Music A Very Brief History of Clearings
posted by April 17 at 13:59 PMon
This is Mark Hollis:
Let’s begin with the birth of architecture. One old theory goes that architecture was born when a clearing was made for a god to appear. In the 20th century, another theory (this time ontological, rather than architectural) proposed that for being to be disclosed to the self a clearing needed to be made. The clearing at this point of history was for a human being and not a supreme being. But deep in the 20th century, long after the death of god (Schopenhauer) and the death of man (Foucault), the band Talk Talk made a clearing of rock music for a part pagan/part Christian spirit to appear in. The rock song is “I Believe In You,” the outstanding track on The Spirit of Eden (1988).
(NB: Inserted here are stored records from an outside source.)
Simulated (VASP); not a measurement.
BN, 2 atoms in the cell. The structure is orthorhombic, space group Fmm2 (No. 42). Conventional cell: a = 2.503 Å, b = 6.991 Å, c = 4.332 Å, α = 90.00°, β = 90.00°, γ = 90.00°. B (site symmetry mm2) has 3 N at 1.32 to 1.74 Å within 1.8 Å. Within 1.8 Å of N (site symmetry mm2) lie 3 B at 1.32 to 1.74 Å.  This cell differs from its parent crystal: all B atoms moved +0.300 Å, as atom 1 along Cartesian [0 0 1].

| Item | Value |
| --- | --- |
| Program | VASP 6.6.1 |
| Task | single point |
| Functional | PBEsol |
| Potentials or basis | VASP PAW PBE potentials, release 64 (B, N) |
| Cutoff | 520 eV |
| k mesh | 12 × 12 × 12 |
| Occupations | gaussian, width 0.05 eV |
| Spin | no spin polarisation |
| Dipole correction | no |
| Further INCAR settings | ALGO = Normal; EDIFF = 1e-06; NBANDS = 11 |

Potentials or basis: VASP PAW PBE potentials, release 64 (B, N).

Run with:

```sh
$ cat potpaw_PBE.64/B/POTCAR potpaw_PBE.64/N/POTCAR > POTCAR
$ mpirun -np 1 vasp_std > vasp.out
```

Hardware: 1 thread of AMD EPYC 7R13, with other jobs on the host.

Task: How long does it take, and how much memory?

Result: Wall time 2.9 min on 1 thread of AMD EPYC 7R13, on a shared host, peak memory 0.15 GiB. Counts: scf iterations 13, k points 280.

In “I Believe In You,” the drum beat is wide open, and melodies (from the electric guitar, harmonium, and organ) float in and out of this space. The singer, Hollis, calls out to a spirit, letting it know that a clearing of music has been made for it. And a spirit does appear! In fact it appears twice! The first time, it’s a faint, blue orb of a boy’s voice. Its volume increases a bit…and then it altogether vanishes. By the sound of their instruments, we can tell that the members of Talk Talk are startled by this occurrence, this miniature miracle, but the beat doesn’t stop. A few more measures, a few more melodies, a few more calls from Hollis, and the boy angel returns in full glory. It’s a glowing alto of prepubescent purity, a sky bliss of blue, a heavenly whole mouth open. The spirit is there before the rock stars and it doesn’t vanish until the song ends in peace. The clearing is closed and has remained closed ever since.